Edie Jones has a background in early childhood education. photo by John Griffith
By John Griffith
Local youth camp owner and early childhood education activist Edie Jones is running for Position 3 on the Sisters School Board. This election is for a two-year term to finish out the term of Christine Jones. Melvin Herburger is the other candidate for this position.
Edie Jones has actually written "the book" on the importance of early childhood education. The working title is "Raising Kids with Love, Honor and Respect," and the book is a direct result of her 20 years with the Together For Children program. She served as director of the program for the last 10 years. Although she recently retired from the program she remains on the board.
A key premise of the program is that parents are a child's first teacher, hence coaching the parent to be an effective teacher is vital.
With a family of teachers in her background, Jones was determined to go a different direction. She took her undergraduate degree in recreation with a concentration on dance from Washington State University. Working from a passion for outdoor recreation fueled by her early Campfire Girl days, she ended up working for the Girl Scouts of America in Louisville for 11 years, where she focused on the adult education side of the program.
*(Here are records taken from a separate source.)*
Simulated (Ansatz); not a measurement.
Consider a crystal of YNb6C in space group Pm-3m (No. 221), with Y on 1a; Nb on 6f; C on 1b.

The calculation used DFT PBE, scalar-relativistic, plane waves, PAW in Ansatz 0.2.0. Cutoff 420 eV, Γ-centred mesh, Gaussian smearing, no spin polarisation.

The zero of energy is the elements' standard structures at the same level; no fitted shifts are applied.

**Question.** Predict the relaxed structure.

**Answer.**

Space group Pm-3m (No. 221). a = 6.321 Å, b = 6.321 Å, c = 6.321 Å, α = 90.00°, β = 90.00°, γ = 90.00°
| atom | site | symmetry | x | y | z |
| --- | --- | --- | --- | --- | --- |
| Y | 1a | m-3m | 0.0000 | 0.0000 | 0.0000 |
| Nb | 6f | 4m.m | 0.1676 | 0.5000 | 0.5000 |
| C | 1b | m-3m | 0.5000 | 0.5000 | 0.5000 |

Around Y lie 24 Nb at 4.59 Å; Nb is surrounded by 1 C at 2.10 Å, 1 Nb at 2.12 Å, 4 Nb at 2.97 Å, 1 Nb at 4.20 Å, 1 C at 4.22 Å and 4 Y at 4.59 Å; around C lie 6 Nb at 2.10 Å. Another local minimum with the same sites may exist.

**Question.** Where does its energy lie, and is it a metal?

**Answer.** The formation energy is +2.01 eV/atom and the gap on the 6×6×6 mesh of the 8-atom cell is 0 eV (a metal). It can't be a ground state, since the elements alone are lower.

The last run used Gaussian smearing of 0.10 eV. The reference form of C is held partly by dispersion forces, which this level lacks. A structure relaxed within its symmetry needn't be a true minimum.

Building on her early work as an educational consultant, traveling between schools setting up physical education programs for schools, park and recreation organizations and senior centers, Jones went back and got her masters in Adult Education at OSU in 1991.
Jones has chosen to run for school board at this time primarily because, "right now there is a strong emphasis from the governor on early childhood education. There is the Oregon Education Investment board and the Early Learning Council," said Jones. "Many programs that have made a huge difference in the lives of kids won't be getting those dollars (they will be going to the new initiatives). It is important to make sure that those dollars come back to the communities. There needs to be some advocacy to keep those dollars local.
"I've observed the board meetings, and the school board works well together," said Jones. "They are there for the right reasons, and the teachers giving presentations are so excited about their work and their kids. At the same time I have heard from some parents that are not pleased about what is happening with their children in the classroom. It is important that we listen and respond to these voices, also."
Jones encourages parental involvement.
"I would like to send a message to voters for them to be aware that our school system really depends on parents really being involved in the early education of their kids. Kids need a foundation that is so strong that they can't do anything but succeed," she said.
Jones is well-known in the community for her operation of Camp Tamarack.
Although she and her husband married in Montana, his engineering job for Boeing, freelance photography and ultimately advertising work took the family through a number of states including Minnesota, Kentucky, and Washington.
When the last of their four children started college, Jones' husband took early retirement, got his MBA, and the couple took action to fulfill Edie's lifetime dream of owning and operating a summer camp. They moved from Tacoma to Sisters in 1991 to purchase and operate Camp Tamarack, located 15 miles west of Sisters on Dark Lake. Although they have a house in town, Edie lived out at the camp during the summer. They ran the camp for 11 years.